WASHINGTON—In response to the Artificial Intelligence Data Center Moratorium Act, introduced by Senator Bernie Sanders (I-VT) and Representative Alexandria Ocasio-Cortez (D-NY14), the Center for Data Innovation issued the following statement from Senior Policy Manager Hodan Omaar:
This bill justifies a moratorium based on several well-worn anxieties—that AI is an existential threat, that data centers burden the pocketbooks of American families, and that they undermine jobs—but none of these, pursued in good faith, lead to halting data center construction. It is clear that the authors started with the moratorium and then cast a net of disparate fears wide enough to build support for it.

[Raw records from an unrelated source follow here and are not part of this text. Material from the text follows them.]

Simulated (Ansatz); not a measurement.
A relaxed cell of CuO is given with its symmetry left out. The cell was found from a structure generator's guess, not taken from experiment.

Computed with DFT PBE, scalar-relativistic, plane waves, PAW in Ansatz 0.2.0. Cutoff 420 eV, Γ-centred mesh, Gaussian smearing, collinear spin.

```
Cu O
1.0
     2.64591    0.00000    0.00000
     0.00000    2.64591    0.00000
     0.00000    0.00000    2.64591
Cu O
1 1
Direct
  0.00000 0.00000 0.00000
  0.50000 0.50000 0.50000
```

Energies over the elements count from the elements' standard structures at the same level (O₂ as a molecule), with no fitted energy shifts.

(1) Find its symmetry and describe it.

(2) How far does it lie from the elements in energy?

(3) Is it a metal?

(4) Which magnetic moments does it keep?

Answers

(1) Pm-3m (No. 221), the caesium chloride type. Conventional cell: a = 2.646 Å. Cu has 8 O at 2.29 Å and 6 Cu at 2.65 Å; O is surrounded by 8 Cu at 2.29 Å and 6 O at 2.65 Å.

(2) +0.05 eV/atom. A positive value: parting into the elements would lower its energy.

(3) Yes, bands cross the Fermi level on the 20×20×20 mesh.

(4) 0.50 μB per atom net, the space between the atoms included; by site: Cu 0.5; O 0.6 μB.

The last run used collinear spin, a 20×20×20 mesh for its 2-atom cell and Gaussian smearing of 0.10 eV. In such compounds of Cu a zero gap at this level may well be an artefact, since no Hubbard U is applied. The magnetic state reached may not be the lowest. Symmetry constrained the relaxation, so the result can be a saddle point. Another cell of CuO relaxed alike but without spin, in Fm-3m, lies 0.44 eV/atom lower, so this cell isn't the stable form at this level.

The AI safety reasoning illustrates this most clearly. In one breath, Senator Sanders describes tech billionaires as self-interested and inherently untrustworthy; in the next, his bill relies on their words of warning about civilizational collapse to justify shutting down data centers. It is unclear why the public should discount everything tech billionaires say except when their words can be recruited to fill gaps in a precarious argument.
If AI safety were a real animating concern, the policy would focus on model evaluations, red teaming, and transparency requirements. If rising utility bills were the true target, the bill would address the market design flaws and cost-allocation models that actually drive rates. And if jobs were the priority, Congress would be doing what it takes to ensure the tens of billions in investment these facilities bring in become high-capital anchors of local industrial bases, rather than legislating them out of existence.
Congress should not mistake a grab bag of loosely related fears for a legitimate case for a moratorium. If these challenges are real, they deserve solutions that actually address them—not a construction freeze that only undermines the American digital economy.